New Jersey Gov. Chris Christie says he is backing Mitt Romney for president as "the man we need to lead America" and said attacks on his Mormon religion are "beneath the office of the president of the United States."
Christie announced his endorsement at a surprise appearance in New Hampshire with the former Massachusetts governor on Tuesday.
The event comes a few days after the Rev. Robert Jeffress, a supporter of Texas Gov. Rick Perry, called Romney's religion a "cult" and said he was "not a Christian." Jeffress was at an event where he introduced Perry.
On Tuesday, Christie said "any campaign that associates itself with that type of comment is beneath the office of the president of the United States."

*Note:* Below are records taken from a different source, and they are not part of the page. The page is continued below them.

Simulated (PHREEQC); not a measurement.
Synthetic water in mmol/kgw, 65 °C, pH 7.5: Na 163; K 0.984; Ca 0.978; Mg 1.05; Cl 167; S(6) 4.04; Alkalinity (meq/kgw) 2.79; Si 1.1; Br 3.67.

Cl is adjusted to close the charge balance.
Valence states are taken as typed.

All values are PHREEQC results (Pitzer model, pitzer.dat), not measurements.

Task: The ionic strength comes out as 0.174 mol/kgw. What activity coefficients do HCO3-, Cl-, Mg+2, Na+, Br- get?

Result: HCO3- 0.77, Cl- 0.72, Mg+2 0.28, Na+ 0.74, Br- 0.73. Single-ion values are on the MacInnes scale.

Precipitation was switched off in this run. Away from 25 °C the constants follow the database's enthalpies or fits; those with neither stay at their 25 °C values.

Romney, for his part, called on Perry to "repudiate" the remark. A Perry spokesman said later that the call was an attempt to "change the subject," and noted that Perry has already disagreed with the comment.
Christie said last week that he would not be getting into the race for the Republican nomination, saying "now is not my time," but gave no indication an endorsement was coming soon.
A senior Romney adviser told NBC News that Romney secured the endorsement on Saturday when he and his wife, Ann, met with Christie and his wife, Mary Pat, at the Christie home.
Romney described Christie as an "American hero" who has battled to "rein in the excesses of government in New Jersey."
Christie's support -- which was considered to be coveted among the GOP field -- could come with his network of donors and admirers.
He has won national appeal among Republicans for being a brash, no-nonsense first-term governor who faced down the powerful teachers union and slashed the budget.
Perry's campaign said in a statement that he "has the utmost respect" for Christie "and looks forward to his help unseating President Obama next year."
Christie had repeatedly said he would not run for the White House, but had begun to waver in recent weeks. When he traveled outside New Jersey for several political appearances late last month, including a speech at the Ronald Reagan Presidential Foundation and Library, he said he began reconsidering his decision.
Ultimately, though, he reached the same conclusion he had felt for a long time.